LOUISVILLE, Ky. — Tom Riner looks for God everywhere, and in places he does not find him, he tries to put him there.
For more than 30 years, Mr. Riner’s singular devotion has been to
inject God into the public arena. It has guided him as he preached the
Bible in the countryside of Nicaragua and Jamaica. And it steers him as
he proselytizes the formerly homeless and drug-addicted people who live
with him at his ramshackle church in one of the poorest sections of
this city.
But this unrelenting mission has also frequently taken Mr. Riner and the Kentucky
legislature, where he has been a Democratic representative for 26
years, across the constitutional barrier between church and state.

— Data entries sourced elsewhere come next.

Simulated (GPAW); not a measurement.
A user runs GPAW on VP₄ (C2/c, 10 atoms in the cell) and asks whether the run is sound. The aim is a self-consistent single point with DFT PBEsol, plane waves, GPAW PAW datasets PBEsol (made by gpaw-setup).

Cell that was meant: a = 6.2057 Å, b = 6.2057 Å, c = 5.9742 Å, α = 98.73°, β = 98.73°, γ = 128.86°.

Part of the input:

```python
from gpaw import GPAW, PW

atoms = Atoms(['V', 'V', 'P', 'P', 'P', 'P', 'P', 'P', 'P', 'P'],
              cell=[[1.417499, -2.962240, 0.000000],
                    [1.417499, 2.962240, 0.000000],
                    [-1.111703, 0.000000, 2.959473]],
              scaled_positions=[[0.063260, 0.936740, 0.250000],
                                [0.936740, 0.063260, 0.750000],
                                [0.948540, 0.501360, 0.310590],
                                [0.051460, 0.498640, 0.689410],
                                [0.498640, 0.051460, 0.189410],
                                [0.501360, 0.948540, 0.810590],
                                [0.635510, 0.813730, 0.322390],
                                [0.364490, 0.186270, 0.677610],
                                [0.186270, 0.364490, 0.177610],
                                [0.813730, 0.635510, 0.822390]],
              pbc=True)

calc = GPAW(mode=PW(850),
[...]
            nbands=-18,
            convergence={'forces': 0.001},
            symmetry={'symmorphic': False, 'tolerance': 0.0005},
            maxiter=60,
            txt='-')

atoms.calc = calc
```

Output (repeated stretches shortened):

In December, an atheist organization and a group of state residents
sued Kentucky over Mr. Riner’s most recent incursion: a 2006 law he
sponsored requiring that the state’s homeland security office post a
plaque recognizing God’s role in keeping the country safe.
“The church-state divide is not a line I see,” Mr. Riner, a Baptist
minister, said of the lawsuit. “What I do see is an attempt to separate
America from its history of perceiving itself as a nation under God.”
A mild-mannered man, Mr. Riner, 62, speaks in a near-whisper,
clearing his throat with each sentence as though he would prefer to
remain quiet. He declined a request to be filmed by a video crew
because it would not be in keeping with scriptural teachings about
humility, he said apologetically.
And yet, Mr. Riner’s intense and silent stares convey a focused
will. His friends and adversaries recall the time in the 1970s when the
musical “Hair” first came to this city, and Mr. Riner, upset by its
nudity, quietly interrupted the show by climbing on stage, a Bible in
hand.
“Tom is as pious as he is persistent,” said State Senator Kathy W.
Stein, a Democrat from Lexington. “He’s also prone to legislative
stunts that are embarrassing and expensive for this state.”
Since 2002, state and local officials have spent more than $160,000 in legal fees, having lost case after case to the American Civil Liberties Union for posting the Ten Commandments in public buildings, and they still owe $400,000 for a 2005 case in which the Supreme Court ruled that such displays should be removed.
Still, Mr. Riner soldiers on.
While many Kentuckians see the religious displays as an antidote to
what they view as the growing immorality in society, Mr. Riner cites
the displays as a bulwark against the drift by teachers and politicians
away from the historical role that God played in the thinking of the
nation’s forefathers.
“If we don’t affirm the right to recognize divine providence, then
that right will disappear,” Mr. Riner said. “It’s part of our history.
Whether we believe it personally or not, it’s what America is.”
In 2006, he had “In God We Trust” written in large letters above the
daises in the Senate and House chambers. He wrote the new state motto
in Latin expressing gratitude to “Almighty God” for the state’s civil,
political and religious liberties.
Mr. Riner was also integral in passing a measure to erect a monument
with the Ten Commandments in front of the State Capitol. And he
sponsored the legislation that permitted the Ten Commandments to be
displayed in other public buildings, as long as they appeared with
other historical documents.
Mr. Riner’s law involving the homeland security office says that its
initial duty should be “stressing the dependence on Almighty God as
being vital to the security of the Commonwealth.”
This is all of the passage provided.